(Image: Zennie/Private Media)

What’s slowly emerging from the robodebt royal commission is one of the worst episodes of maladministration in the history of the Australian Public Service.

Once again, Scott Morrison is at the centre of it, but the true scandal pertains to the behaviour of senior bureaucrats in the Human Services and Social Services departments.

To the extent that it wasn’t clear before, we now know senior officials understood that income averaging was unlawful, but were so attached to achieving a set savings target from welfare payments that they ignored that advice and made sure it was watered down so that Morrison, then Social Services minister, could be assured what would become robodebt would work.

The evidence of DSS managers Andrew Whitecross and Murray Kimber yesterday spells out the process that went on in DSS in late 2014 and 2015 when the Human Services department proposed automated income averaging. Whitecross specifically cited legal advice that using income averaging in the way proposed was likely to be found unlawful, requiring legislative change.

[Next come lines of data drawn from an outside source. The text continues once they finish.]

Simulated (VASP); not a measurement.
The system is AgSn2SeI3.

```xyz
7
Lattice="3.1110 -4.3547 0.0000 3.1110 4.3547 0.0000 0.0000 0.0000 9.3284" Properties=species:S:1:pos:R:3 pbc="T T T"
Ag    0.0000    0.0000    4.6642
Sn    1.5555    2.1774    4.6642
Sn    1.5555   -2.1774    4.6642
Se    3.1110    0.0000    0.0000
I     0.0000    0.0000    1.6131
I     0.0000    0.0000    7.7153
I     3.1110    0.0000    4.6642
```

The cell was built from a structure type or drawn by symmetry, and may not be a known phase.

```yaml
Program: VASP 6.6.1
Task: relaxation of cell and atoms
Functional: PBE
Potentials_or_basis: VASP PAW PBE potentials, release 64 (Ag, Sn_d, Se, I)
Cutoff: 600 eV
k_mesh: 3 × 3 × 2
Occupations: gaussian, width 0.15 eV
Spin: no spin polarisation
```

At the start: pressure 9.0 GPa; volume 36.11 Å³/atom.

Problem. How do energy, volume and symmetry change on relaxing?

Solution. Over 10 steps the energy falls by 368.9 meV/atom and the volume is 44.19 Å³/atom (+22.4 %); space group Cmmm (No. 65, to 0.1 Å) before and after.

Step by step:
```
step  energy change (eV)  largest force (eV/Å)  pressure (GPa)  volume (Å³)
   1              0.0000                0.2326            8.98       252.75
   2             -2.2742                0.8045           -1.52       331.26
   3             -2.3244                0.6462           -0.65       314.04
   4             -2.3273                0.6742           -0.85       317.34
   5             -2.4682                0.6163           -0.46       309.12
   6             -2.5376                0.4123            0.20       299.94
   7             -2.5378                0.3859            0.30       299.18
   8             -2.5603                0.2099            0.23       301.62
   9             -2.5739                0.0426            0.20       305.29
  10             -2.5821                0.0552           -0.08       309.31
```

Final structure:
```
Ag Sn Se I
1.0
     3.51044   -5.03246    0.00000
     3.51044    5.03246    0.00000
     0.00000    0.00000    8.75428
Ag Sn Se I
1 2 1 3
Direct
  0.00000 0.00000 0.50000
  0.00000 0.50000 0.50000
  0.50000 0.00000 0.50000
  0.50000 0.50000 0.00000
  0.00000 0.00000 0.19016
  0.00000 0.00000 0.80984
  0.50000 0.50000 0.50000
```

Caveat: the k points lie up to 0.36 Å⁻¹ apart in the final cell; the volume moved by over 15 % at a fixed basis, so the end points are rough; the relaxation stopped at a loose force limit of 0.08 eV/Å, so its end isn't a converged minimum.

Senior managers expressed frustration with his advice and suggested his observations on the DHS proposal be watered down. In the minute that ultimately went to Morrison, what were originally cited as “fundamental impacts on social security policy and legislation” were softened to “significant implications”.

That change was made by a more senior DSS executive, Catherine Halbert, who says she can’t remember directing anyone to water down the critical language toward income averaging, and says dumping “fundamental impacts” was a mere stylistic change.

Kimber recalled seeing DHS’ draft New Policy Proposal in 2015, which stated that legislation would not be required. He pointed out to DHS that legislation would be required given the unlawful nature of the proposed use of income averaging. There was, of course, no legislative change to make robodebt legal.

Other than outright corruption, it’s hard to think of a more serious case of maladministration than senior executives overlooking the likely unlawfulness of a policy change, with the goal of securing an identified level of savings, via a mechanism that inflicted massive trauma on welfare recipients and led a number to take their own lives.

The apparent desire of DHS officials to pander to a minister’s “reform” agenda, and the apparent willingness of DSS officials to fail to accurately convey the unlawful nature of what was being proposed, led to appalling outcomes.

This is where “responsiveness”, that KPI of the quality public servant for the last three decades, has led a once-respected bureaucracy: being so willing to be “responsive” to a minister’s desires that illegality is overlooked, downplayed, ignored, fudged in the quest to anticipate and meet ministerial demands.

It starts with lineball cases where legal advice is sufficiently vague to permit proposals to go forward despite awareness of the potential for a court to rule against the Commonwealth. But there was nothing lineball about the unlawfulness of robodebt, as senior officials were repeatedly told.

This was as plain a failure of public sector leadership as it’s possible to have. Senior executives and secretaries are supposed to act as a check and a filter on more junior managers; they’re supposed to have the authority to push back against ministers and staffers when necessary, to offer the fabled “frank and fearless advice”. Instead, it seems, they dismissed accurate warnings in favour of pandering to a minister.

People died as a result. Thousands of families, perhaps tens of thousands, suffered profound stress. This should be a “never again” moment for the APS, and those responsible should become living examples how not to lead.

A government determined to rebuild a discredited public service would ensure that this happens. But politicians of good will can only do so much. The APS’ current leadership should be doing some deep soul-searching.